If you are a teacher or drama director working with school students, then you have your work cut out for you. When directing a school or after-school play with those in primary or secondary grades drama directors must spent a lot of time teaching young performers the basics of acting. That means some simple things can be difficult. In an earlier blog, we considered ways in which school drama directors could help individual actors open up to an audience. In this piece, we will consider how three basic directing tips related to geometry can help your actors put in stronger performances on stage.
Tip One: The Diagonal
Using diagonals on stage can be very helpful in this way. When an actor moves on a diagonal or when they stand apart from another actor on a diagonal the audience gets a very interesting view of them. Moving on a diagonal on stage involves an actor standing upstage in one corner, let’s say stage right and crossing downstage to the stage left corner. In doing so, the actor will walk across innumerable planes, crossing through or near center stage, and using the entire depth of the stage. This is a very strong cross.

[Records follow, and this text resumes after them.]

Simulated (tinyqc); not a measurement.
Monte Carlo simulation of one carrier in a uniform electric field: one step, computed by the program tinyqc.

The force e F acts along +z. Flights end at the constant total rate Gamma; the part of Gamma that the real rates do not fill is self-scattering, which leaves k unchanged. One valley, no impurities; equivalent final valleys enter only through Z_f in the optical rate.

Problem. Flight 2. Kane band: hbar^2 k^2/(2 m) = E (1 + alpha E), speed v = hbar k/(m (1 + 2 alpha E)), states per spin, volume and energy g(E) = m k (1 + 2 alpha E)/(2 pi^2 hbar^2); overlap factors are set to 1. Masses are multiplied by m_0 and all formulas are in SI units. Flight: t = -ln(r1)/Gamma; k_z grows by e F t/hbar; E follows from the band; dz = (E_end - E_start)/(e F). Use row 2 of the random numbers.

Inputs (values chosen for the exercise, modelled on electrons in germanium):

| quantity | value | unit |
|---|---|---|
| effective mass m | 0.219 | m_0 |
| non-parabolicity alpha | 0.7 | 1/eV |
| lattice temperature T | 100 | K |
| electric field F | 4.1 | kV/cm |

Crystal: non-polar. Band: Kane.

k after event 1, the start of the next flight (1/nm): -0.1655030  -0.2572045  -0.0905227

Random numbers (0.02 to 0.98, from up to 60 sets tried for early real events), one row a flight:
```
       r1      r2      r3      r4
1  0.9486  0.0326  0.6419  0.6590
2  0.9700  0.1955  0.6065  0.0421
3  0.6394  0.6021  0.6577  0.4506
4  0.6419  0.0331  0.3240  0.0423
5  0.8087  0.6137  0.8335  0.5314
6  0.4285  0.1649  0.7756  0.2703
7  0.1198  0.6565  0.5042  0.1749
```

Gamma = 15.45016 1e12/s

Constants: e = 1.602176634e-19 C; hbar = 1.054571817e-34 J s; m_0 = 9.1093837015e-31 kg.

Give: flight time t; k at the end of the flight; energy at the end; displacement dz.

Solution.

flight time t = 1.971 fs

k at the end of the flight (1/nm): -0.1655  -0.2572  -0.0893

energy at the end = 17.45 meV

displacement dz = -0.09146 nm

Likewise, having one actor stand upstage right and another downstage left creates a visually interesting stage picture for the audience. What’s described here is an extreme use of diagonal. Diagonals can be used more subtly by making sure your actors are on different planes (never standing in a straight line on stage) and that they stay 8 to 12-feet apart unless they are involved in an extreme emotion such as love or hate.
Tip Two: The Arc
When an actor moves across the stage they will tend to want to go from one side to the other in a straight line. A direct cross of this sort feels comfortable to the actor, but it is not very interesting for an audience to watch. However, having the actor arc their cross can suddenly create a new dynamic. That’s because, as noted in the first example using diagonals, the actor walking in the pattern of an arc is using various planes on the stage, utilizing its depth.
An arc consists of an actor starting their cross at one point in the stage and then gradually taking that cross either up or down stage and then ending it on the other side of the stage on the same plane they started. Often arcs work well when an actor has to go either upstage or downstage of some furniture but you may use them on an open stage too. If you’re unsure of what an arc looks like, think of the actor walking a path on the stage that would follow the basic outline of an archery bow.
Tip Three: The Triangle
Rarely, if ever, do you want actors on stage standing in a straight line. Why don’t you want this? Because it is very boring. When you have three actors on stage try to arrange them in a triangle with the middle actor either upstage or downstage of the two actors on either side of him/her. It’s a simple idea, but it works wonders. Playwrights create triangular relationships in their plots between characters all the time with great effect and stage directors can do the same physically with actors.
Use These Simple But Effective Tips
Be sure to use these simple but effective tips whenever you are staging a play or musical. These three geometrically inspired staging devices will open your actors up to the audience, help create vivid stage pictures, and enable dynamic movement.